John Whittingdale, the Culture Secretary, was pleased with the immense volume of responses to his consultation on the future of the BBC. There had been 192,000, he told Parliament in January – more than the Government had ever received on any topic other than gay marriage. “We are, of course, committed to reading and analysing all of them,” he added.

No sooner had he spoken than the Daily Telegraph and Daily Mail were crying foul, because 177,000 of the responses had been generated via the online “campaigning community” 38 Degrees. The papers smelled a left-wing conspiracy to save the BBC.

Now it turns out that the Department for Culture, Media and Sport has definitely not read and analysed every reply. The Radio Times had encouraged its readers to take part, an exercise that generated 3,000 letters and 6,000 emails.

The digital responses were copied on to an encrypted memory stick and handed in to DCMS – but the magazine has revealed that DCMS staff never asked for the password, which implies that they published the results of the consultation without looking at any of those 6,000 replies.

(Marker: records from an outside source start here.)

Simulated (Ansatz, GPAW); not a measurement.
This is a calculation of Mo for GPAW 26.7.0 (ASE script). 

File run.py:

Ben Preston, editor of the Radio Times says: “We have a duty to our readers, and have asked the Government to reopen the consultation as a matter of urgency to make good on its promise that it would listen to everyone’s views. We await the Government’s response.”

The future’s not what it was

“I was at one time a future prime minister,” the television presenter Michael Portillo – to whom the Tory right looked as their saviour during the John Major years – told an audience in the Watford Colosseum. “I’m now a former future prime minister. We’ve formed a club, and we’ve recently welcomed as a new member Mr Ed Miliband.”

How to get expelled – or not

The discovery that Vicki Kirby is an active member of the Labour Party has given the Guido Fawkes website a field day, and shocked people inside the party. She was the author of a sequence of crude anti-Semitic tweets, including one in 2011 that declared that Jews had “big noses” and another, from 2014, which referred to Hitler as the “Zionist god”. Back then, she was the Labour candidate in Woking, a seat Labour had no chance of winning. When these tweets reached a wider audience, her party membership was suspended and she resigned as a candidate. Now Guido Fawkes has found she was recently elected vice-chair of Woking Labour Party.

This raised questions about the competence of Labour’s compliance officer, who decides whether expelled ex-members should be readmitted, and who was implicated in last week’s fiasco when David Cameron taunted Jeremy Corbyn over the news that Trotskyist, Gerry Downing had been readmitted to the party: as a result, Downing was rapidly re-expelled.

The Kirby story is odd in a different way: she did not need to be readmitted to the Labour Party because she was never expelled. Her suspension ended with a warning from the national executive about her future behaviour.

A fight that never ends

Meanwhile, Labour MP Luciana Berger is in Berlin today for a conference on anti-Semitism. Before she left, she retweeted some of the messages she had received, which underscore why such a conference might be needed.

“Move to Israel, you don’t belong in Europe,” said one. “You need some more pork, fatty? Or a porking?” a second asked. While another, apparently sent from Texas, said: “Waking up and remembering you’re a Jew must be a horrid start to one’s day.”